The Unquittable Journey of Uri Dotan

 

 

How far are we from the moment we’ll be able to witness the 3D holograms we see in Star Trek and other science fiction movies? I hope not too far, not only for the amazing experience this would be for everyday people: to stand in front of fantastic robots and imaginary creatures, but also because Uri Dotan will then be able to take his work to the next level; the perfect fusion between his reality and our reality.

All he can do now is give us a strong hint on what can be possible, and take us inside his intricate world that I can only define of “conceptual abandon”.

At first, entering an installation by Uri Dotan (like his latest “quit_me”) gives me the impression of entering a highly artificially constructed space, almost theatrical. The real experience of the work comes after some time one is inside it, almost at the point where one is contented with what he saw and is about to leave. Here is when I realize that the images, the sound, the videos and the objects around the room have taken over my sense of reality, and I need to exit the installation space, re-enter the real world, to really experience it. It’s hard to describe the kind of lyrical experience one feels inside Uri’s space. Signs are everywhere, bombarding nearly each sense all around you without a straight forward, palpable connection.

If architecture is nothing but sculpture that one can enter and inhabit, then Uri Dotan is virtually - and it’s not by chance I’m using this word - an architect. Dotan’s grandfather was Leopold Krakauer, one of Israel’s most prominent architects, and as Michael Sand already stated, “architectural thinking is also ingrained in Dotan’s image thinking”.

In “quit_me” Dotan questions our notion of memorial monument by starting his creative process from a project his grandfather drafted for the tomb of the Rothschilds family and never built. His “memorial” then immediately becomes a tribute to his grandfather, whose concentric project drawings are reworked in a virtual space to become the starting point of an installation that envelops us, requesting attention from each of our sense. An essential part of the installation is the soundtrack by Veronica -last name- who also included key lines from their e-mail collaboration prior to the installation. A cactus stands in front a blue TV screen: gradually, as the shows progresses, the cactus bends its head towards the screen, the only light source in that corner of the gallery. As the spectator is forced to enter Dotan’s space without second thoughts, the cactus tries to enter the TV screen.

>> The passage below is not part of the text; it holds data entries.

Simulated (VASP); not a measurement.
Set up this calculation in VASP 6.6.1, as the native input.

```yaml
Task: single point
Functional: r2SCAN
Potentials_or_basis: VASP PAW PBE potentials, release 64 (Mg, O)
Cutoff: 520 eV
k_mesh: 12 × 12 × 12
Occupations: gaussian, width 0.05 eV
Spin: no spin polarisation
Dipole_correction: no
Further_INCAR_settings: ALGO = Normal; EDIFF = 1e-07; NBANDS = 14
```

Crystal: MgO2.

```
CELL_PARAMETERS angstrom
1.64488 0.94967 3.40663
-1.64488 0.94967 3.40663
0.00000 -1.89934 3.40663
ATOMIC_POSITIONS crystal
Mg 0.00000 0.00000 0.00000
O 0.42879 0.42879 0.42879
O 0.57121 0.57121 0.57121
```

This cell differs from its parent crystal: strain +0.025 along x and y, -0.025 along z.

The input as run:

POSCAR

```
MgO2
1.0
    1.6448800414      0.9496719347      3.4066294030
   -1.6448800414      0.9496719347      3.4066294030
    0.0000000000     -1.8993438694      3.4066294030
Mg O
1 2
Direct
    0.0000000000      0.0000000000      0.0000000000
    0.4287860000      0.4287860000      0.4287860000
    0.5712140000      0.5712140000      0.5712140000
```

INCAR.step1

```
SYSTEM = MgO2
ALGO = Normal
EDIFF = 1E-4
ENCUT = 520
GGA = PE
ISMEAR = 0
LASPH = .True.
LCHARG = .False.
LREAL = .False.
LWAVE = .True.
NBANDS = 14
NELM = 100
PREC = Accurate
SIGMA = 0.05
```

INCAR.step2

The main space has a huge computer projection of the new virtual memorial against a wall weevilled of car speakers, all around large size digital prints dealing with the monument and other concerns of Dotan artistic history, and more computer and TV screens, showing lyrical virtual environments, and more voices whispering incomprehensible thoughts. Some of these clips can also be seen in Dotan’s website, www.double-vision.org.

Even if Dotan is possibly the contemporary artist most technically prepared in his use of digital technology, his approach is quite traditional; in an interview with Michael Sand he confessed that he begins his projects drawing with pencil on paper: “And then I go into the machine, and if I have an image that I like, I build it in three dimensions. Parallel to that, I build a three-dimensional rendering of the space. Then I go and position everything: I create the skeleton, and the skin on the skeleton. I introduce light, create some interaction between the light and the skin, the light and the environment, and the environment and the object. This process describes my concept of the artist living an amphibious existence. Because at that stage, I'm losing my sense of the physical. The only thing that is left is the eye - and the brain. The eye, the brain, and the translucence that keeps coming back into my brain from the computer, and all of the information that I keep feeding it.”

This “losing sense of the physical” is fundamental in the understanding of Dotan’s work, and this is when the first idea of theatricality that his work can suggest is in reality his reality. And this is when holograms come into place: if the technology was available for Uri to take you inside his virtual space, his brain, he would with the same skilfulness and detail with which he builds these environments.

Uri Dotan is essentially a poet who decided to take the difficult path of virtual reality to communicate his visionary imagery to you. He could have chosen  painting or any other traditional medium, but his bet is that digital technology in the long run will be the only possible channel for a “total communication”. For now, being able to be enveloped in his creative process is already an amazing achievement.